CLINTON HILL — The police precinct covering Fort Greene and Clinton Hill needs more squad cars and officers, Public Advocate Letitia James said Wednesday at a town hall meeting.

“The 88th precinct is under-resourced,” she told a crowd of community members and local police at Emmanuel Baptist Church. “I’ve discovered recently we only have three or four patrol cars to turn out at night. That’s unacceptable.”

The precinct's commanding officer Capt. Peter Fiorillo said he gets the most he can out of his 112 officers, but agreed he was operating with minimal staff and cars.

“The issue came up about manpower,” he said. “Yeah, it’s a concern. You do get out the minimum man every day.”

Fiorillo said the area had recently “hosted” a number of shootings perpetrated by and against people who do not live in the precinct, which he called a “drain.” 

Of the precinct’s 15 shootings so far this year, six were in the Ingersoll-Whitman houses, which James pointed out ranks among the poorest areas in the city. Six more shootings took place around Fulton Street, Fiorillo said.

The number of shootings in Fort Greene and Clinton Hill this year is almost double the eight that took place in the same period last year, police statistics show.

But that puts the 88th precinct 14th in the city for shootings, NYPD Chief of Patrol Carlos Gomez pointed out at the meeting, and thus not at the top of the list for an increase in resources. Still, he said, both the 88th and neighboring 79th were getting an influx of rookies this year.

“You mentioned the officers, that there’s not enough officers,” Gomez said. “We saw that.” 

Since 2003, he said, areas that were not in 28 “impact zones” got only “a handful” of new officers a year. Beginning in January of this year, rookies are dispatched to all 98 precincts, with higher crime precincts getting more officers.

Bed-Stuy’s 79th precinct got 33 new officers since the start of the year, and the 88th got 10, the commanding officers said.

While acknowledging tight resources, the police officials said information from the community would help make the difference for them in crime-fighting. James and Borough President Eric Adams encouraged locals to tip off police to crime they see. 

"Snitching is a badge of honor," James said.
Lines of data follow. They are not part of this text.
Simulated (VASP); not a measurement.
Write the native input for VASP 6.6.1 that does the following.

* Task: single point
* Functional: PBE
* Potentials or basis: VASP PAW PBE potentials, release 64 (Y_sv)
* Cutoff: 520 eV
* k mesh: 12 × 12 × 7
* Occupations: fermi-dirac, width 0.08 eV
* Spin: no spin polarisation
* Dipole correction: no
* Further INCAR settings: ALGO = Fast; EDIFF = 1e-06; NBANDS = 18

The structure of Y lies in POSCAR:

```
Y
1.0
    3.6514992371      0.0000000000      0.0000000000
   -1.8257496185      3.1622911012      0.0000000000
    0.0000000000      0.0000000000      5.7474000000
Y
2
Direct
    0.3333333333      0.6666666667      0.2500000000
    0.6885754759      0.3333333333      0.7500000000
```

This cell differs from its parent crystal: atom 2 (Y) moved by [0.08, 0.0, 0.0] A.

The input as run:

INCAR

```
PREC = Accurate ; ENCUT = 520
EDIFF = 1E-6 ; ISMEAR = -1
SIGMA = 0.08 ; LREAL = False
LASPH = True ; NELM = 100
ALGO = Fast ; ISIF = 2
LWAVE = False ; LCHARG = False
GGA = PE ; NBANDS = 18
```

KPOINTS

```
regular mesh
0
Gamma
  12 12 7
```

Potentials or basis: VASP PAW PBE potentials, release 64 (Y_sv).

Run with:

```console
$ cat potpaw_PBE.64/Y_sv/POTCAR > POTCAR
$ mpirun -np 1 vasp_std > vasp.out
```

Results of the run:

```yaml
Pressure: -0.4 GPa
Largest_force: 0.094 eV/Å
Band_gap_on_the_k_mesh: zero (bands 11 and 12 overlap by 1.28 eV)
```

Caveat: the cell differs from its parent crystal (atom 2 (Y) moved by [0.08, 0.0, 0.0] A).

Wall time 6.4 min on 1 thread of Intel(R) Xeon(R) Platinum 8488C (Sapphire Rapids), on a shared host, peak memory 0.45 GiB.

Gangs and guns are at the heart of the recent violence, police, politicians and community members agreed.

Young people between the ages of 16 and 20 are particularly at risk for getting involved in gang activity, police said. They also mentioned that "a good number" of the guns used in Brooklyn shootings are coming up from southeastern states with more lax laws.

Adams, a former NYPD officer, received loud cheers for encouraging neighbors to make sure that “the things that are happening on the street are not emanating from your household.

“Before a gun hits the street, it is in somebody’s bookbag," he said. "It is under someone’s mattress. It is in someone’s drawer.”

He encouraged the community to be proactive: "I told my son, you don’t have any constitutional rights in my house.”